Letter to the Editor: Roma's plight needs a closer look


Refugees or economic migrants? Slovak Romanies are getting around.
photo: Ján Svrček

Dear Editor,

I am a Canadian Slovak who spent some time in Canadian politics. I am also a human rights activist. I have lived in Slovakia for the last seven years, and I have observed very closely what is going on.

Slovak Romanies who have made their way to Finland and Norway are not refugees. The term 'refugee' applies to people who have been driven out of their homes, whose language and religious rights have been denied, or whose social welfare has been neglected to the point of homelessness and starvation.
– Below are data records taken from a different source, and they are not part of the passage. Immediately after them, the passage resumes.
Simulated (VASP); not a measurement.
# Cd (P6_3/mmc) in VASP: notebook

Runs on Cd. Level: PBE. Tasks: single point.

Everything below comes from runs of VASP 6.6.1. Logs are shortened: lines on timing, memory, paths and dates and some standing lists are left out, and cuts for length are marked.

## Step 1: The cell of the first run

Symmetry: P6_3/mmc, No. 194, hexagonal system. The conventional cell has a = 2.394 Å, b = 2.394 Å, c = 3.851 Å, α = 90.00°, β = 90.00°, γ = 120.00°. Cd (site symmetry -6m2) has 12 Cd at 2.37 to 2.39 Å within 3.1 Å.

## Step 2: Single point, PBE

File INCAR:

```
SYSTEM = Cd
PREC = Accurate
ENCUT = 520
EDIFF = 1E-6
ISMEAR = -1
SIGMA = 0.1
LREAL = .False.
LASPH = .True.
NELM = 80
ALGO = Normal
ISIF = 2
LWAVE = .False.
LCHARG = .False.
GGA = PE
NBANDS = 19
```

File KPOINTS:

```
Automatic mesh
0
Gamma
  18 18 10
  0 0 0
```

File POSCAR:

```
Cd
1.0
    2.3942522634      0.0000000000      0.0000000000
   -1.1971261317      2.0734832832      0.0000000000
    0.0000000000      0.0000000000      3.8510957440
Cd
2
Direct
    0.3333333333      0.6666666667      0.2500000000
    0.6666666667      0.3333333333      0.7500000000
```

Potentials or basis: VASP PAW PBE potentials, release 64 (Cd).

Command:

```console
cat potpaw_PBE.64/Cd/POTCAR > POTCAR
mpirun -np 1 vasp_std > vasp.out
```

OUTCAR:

If the Finnish government were to investigate the situation of Slovak Romanies in an unbiased way, it would discover the follwing things:

a). every Romany person here receives an allotment of money from the state

b). very few Romany people work - it is not their custom

c). very few Romany children go to school - it is not their custom

d). it is impossible to hire a Romany to do even menial work in a home - pilfering is a custom of theirs. Anything that can be re-sold is taken, and the money used for alcohol

e). the former government set aside some very fine apartments for them in this town where I live, but within weeks, these had been completely destroyed. The floors, being concrete, were judged suitable places to lay 'camp fires,' which were fed with wood from window sills and any other combustible furnishings. The ruined buildings now stand as a sad testament to the Roma's inability to adapt to what most of us consider a normal way of life.

Slovakia is emerging from many years of totalitarianism and is working to take its place in western structures. It has admitted real refugees from the war-torn Yugoslav area. It does not deserve slanderous implications from countries which take in Romany people without first investigating the reasons for their departure.